The prices of the people who make the things we buy – the producers – soared in September. As measured by the Producer Price Index, inflation stood at 8.5% on an annual basis. It’s an improvement over August, July and June, but an ugly and plain number.
“We’re not off the hook yet on price pressures,” said John Leer, chief economist at Morning Consult. “It’s clear that producers are continuing to experience strong price growth, and I expect that will continue to impact consumer inflation going forward.”
The big drivers for producers were food and especially services.
“Much of this is due to high labor costs. It’s a function of the tight labor market,” Leer said.
This of course goes to the heart of what is so dangerous in this economic moment. To dampen inflation, the labor market probably needs to slow down. And a slowing labor market can very quickly look like a recession.
Still, producer prices are different from consumer prices, and for Thursday’s consumer price index, there are signs that inflation may be waning.
Take, for example, used cars.
“Used cars have led inflation up, they are likely to lead inflation down,” said Alan Detmeister, economist at UBS.
He said wholesale used car prices were down almost 8% in 11 weeks.
Clothing prices could be about to drop significantly, Omair Sharif told Inflation Insights.
“You read a lot more about clothes that are heavily discounted, you know, at Walmart, Target, Kohl’s,” Sharif said. “So everyone is trying to move inventory.”
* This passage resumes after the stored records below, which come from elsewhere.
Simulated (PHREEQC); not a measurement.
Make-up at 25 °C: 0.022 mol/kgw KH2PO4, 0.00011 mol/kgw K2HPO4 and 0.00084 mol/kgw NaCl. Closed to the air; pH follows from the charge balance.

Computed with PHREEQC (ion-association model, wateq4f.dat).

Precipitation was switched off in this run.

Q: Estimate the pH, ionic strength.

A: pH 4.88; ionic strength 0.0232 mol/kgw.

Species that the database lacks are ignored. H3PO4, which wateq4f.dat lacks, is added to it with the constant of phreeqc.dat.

Sharif said when you look at month-to-month changes, Thursday could finally bring some good inflation news.
“I basically think tomorrow will be the start of a series of much weaker underlying inflation readings of the type that the [Federal Reserve] waited to see all year,” he said.
Now that leaves out food and energy, and we need to travel and we need to eat. These elements are notoriously volatile and difficult to predict.